Improve error handling and error message when loading datasets (#925)

mfeurer · web-flow · commit 368700e37c95 · 2020-07-06T16:31:20.000+02:00
* MAINT 918: improve error handling and error message

* incorporate feedback from Pieter
diff --git a/openml/datasets/dataset.py b/openml/datasets/dataset.py
@@ -456,6 +456,17 @@ def _create_pickle_in_cache(self, data_file: str) -> Tuple[str, str, str]:
                     # The file is likely corrupt, see #780.
                     # We deal with this when loading the data in `_load_data`.
                     return data_pickle_file, data_feather_file, feather_attribute_file
+                except ModuleNotFoundError:
+                    # There was some issue loading the file, see #918
+                    # We deal with this when loading the data in `_load_data`.

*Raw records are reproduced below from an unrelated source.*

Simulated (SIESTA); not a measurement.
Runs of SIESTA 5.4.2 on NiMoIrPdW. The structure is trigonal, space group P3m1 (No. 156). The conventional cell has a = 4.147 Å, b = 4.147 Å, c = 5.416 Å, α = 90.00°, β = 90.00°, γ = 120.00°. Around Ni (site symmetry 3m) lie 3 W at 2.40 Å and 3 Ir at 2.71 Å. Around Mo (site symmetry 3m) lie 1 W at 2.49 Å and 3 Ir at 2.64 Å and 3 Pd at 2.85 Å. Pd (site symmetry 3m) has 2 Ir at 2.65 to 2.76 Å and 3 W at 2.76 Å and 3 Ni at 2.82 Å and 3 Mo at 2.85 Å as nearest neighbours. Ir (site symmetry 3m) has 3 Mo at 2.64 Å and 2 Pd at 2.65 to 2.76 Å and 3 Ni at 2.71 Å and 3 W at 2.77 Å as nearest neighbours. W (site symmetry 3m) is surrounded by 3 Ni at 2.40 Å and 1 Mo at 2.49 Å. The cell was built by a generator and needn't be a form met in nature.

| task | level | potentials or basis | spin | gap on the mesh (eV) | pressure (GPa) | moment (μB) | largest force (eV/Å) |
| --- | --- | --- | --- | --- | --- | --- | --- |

+                    return data_pickle_file, data_feather_file, feather_attribute_file
+                except ValueError as e:
+                    if "unsupported pickle protocol" in e.args[0]:
+                        # There was some issue loading the file, see #898
+                        # We deal with this when loading the data in `_load_data`.
+                        return data_pickle_file, data_feather_file, feather_attribute_file
+                    else:
+                        raise
 
             # Between v0.8 and v0.9 the format of pickled data changed from
             # np.ndarray to pd.DataFrame. This breaks some backwards compatibility,
@@ -473,6 +484,17 @@ def _create_pickle_in_cache(self, data_file: str) -> Tuple[str, str, str]:
                 # The file is likely corrupt, see #780.
                 # We deal with this when loading the data in `_load_data`.
                 return data_pickle_file, data_feather_file, feather_attribute_file
+            except ModuleNotFoundError:
+                # There was some issue loading the file, see #918
+                # We deal with this when loading the data in `_load_data`.
+                return data_pickle_file, data_feather_file, feather_attribute_file
+            except ValueError as e:
+                if "unsupported pickle protocol" in e.args[0]:
+                    # There was some issue loading the file, see #898
+                    # We deal with this when loading the data in `_load_data`.
+                    return data_pickle_file, data_feather_file, feather_attribute_file
+                else:
+                    raise
 
             logger.debug("Data feather file already exists and is up to date.")
             return data_pickle_file, data_feather_file, feather_attribute_file
@@ -529,7 +551,7 @@ def _load_data(self):
                 "Detected a corrupt cache file loading dataset %d: '%s'. "
                 "We will continue loading data from the arff-file, "
                 "but this will be much slower for big datasets. "
-                "Please manually delete the cache file if you want openml-python "
+                "Please manually delete the cache file if you want OpenML-Python "
                 "to attempt to reconstruct it."
                 "" % (self.dataset_id, self.data_pickle_file)
             )
@@ -539,6 +561,32 @@ def _load_data(self):
                 "Cannot find a pickle file for dataset {} at "
                 "location {} ".format(self.name, self.data_pickle_file)
             )
+        except ModuleNotFoundError as e:
+            logger.warning(
+                "Encountered error message when loading cached dataset %d: '%s'. "
+                "Error message was: %s. "
+                "This is most likely due to  https://github.com/openml/openml-python/issues/918. "
+                "We will continue loading data from the arff-file, "
+                "but this will be much slower for big datasets. "
+                "Please manually delete the cache file if you want OpenML-Python "
+                "to attempt to reconstruct it."
+                "" % (self.dataset_id, self.data_pickle_file, e.args[0]),
+            )
+            data, categorical, attribute_names = self._parse_data_from_arff(self.data_file)
+        except ValueError as e:
+            if "unsupported pickle protocol" in e.args[0]:
+                logger.warning(
+                    "Encountered unsupported pickle protocol when loading cached dataset %d: '%s'. "
+                    "Error message was: %s. "
+                    "We will continue loading data from the arff-file, "
+                    "but this will be much slower for big datasets. "
+                    "Please manually delete the cache file if you want OpenML-Python "
+                    "to attempt to reconstruct it."
+                    "" % (self.dataset_id, self.data_pickle_file, e.args[0]),
+                )
+                data, categorical, attribute_names = self._parse_data_from_arff(self.data_file)
+            else:
+                raise
 
         return data, categorical, attribute_names